But sex offenders say they have rights, too, and argue it's wrong to lump those guilty of minor offenses with the worst offenders. Some are challenging the laws.
"People think that imposing these draconian retroactive laws are a way to keep their children safe," said Margaret McLetchie, an American Civil Liberties Union of Nevada lawyer.
McLetchie and Robert Langford, who represent 27 unnamed plaintiffs in a federal civil rights lawsuit, want to block two sex-offender laws from taking effect in Nevada.
The laws, which they say are unconstitutional, were tailored to meet standards under the Adam Walsh Child Protection and Safety Act, which President Bush signed in 2006.
Nevada was among the first to pass the laws that would allow the state to post on the Internet the names, photos, home and work addresses and vehicle descriptions of offenders who've served probation or prison sentences on convictions as far back as 1956.
McLetchie said the measures mix serious sex offenders with people convicted of misdemeanors such as public nudity and could subject them to violence from neighbors who see their names and photos.
"These laws don't provide public safety, they only demonize a particular group," she said.
But Binu Palal, the deputy state attorney general arguing the case for Nevada, said the law is constitutional and U.S. Supreme Court rulings from 2002 limit sex offenders' ability to block the release information about their crimes.
"The system is based on the fact of conviction," Palal said. "Informing the public of a true fact is not considered punishment."

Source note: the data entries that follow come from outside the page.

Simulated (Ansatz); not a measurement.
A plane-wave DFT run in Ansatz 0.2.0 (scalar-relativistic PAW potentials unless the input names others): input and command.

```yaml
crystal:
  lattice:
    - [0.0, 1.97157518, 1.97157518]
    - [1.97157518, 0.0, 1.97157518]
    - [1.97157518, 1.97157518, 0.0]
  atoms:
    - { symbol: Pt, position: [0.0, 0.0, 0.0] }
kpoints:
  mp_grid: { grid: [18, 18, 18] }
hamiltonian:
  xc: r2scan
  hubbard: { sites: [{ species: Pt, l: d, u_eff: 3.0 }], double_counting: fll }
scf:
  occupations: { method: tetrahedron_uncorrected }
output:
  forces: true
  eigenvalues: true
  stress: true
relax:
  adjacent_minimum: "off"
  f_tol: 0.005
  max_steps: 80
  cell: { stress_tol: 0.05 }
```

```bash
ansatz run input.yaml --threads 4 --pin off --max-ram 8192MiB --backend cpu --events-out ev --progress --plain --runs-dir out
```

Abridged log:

U.S. District Court Judge James Mahan is scheduled to hear arguments Sept. 10 in the Nevada lawsuit. He is being asked to make permanent a temporary ban he imposed that stopped the law from taking effect July 1.
Mahan has expressed concerns that if Nevada posted its list of 4,941 people convicted of sex crimes since 1956, there would be no way to restore their privacy if the law was later found to be flawed.
Once posted, the judge said, "the cat's out of the bag."
His ruling is expected to be watched closely in states that have adopted or are considering provisions of the Adam Walsh Act, named for a 6-year-old Florida boy abducted and killed in 1981. He was the son of John Walsh, star of television's "America's Most Wanted."
Implementation has been challenged in some states, including Florida and Ohio.
"We've objected since it was first introduced in the Legislature," said Amy Borror, spokeswoman for the Ohio public defender's office in Columbus. "We believe it's unconstitutional when it's applied retroactively. Even going forward, it's bad policy."
Borror noted similarities between the Ohio and Nevada laws, and said officials in Ohio were watching the Nevada case with interest.
The Ohio registry went into effect Jan. 1 despite objections that it punished offenders twice, broke plea deals and represented a violation of states' rights by Congress. Furthermore, by creating the registry, the state Legislature usurped powers reserved to the courts, Borror said.
"We used to have a system where a judge made a decision about an offender's risk to re-offend," she said. "Now it's based only on the offense that they're convicted of, not on any future risk."
The federal law sets a July 2009 deadline for enactment, and threatens states with the loss of federal grant money if they fail to adopt it. In Nevada, officials told lawmakers the state stood to lose $300,000 a year if they failed to adopt the law.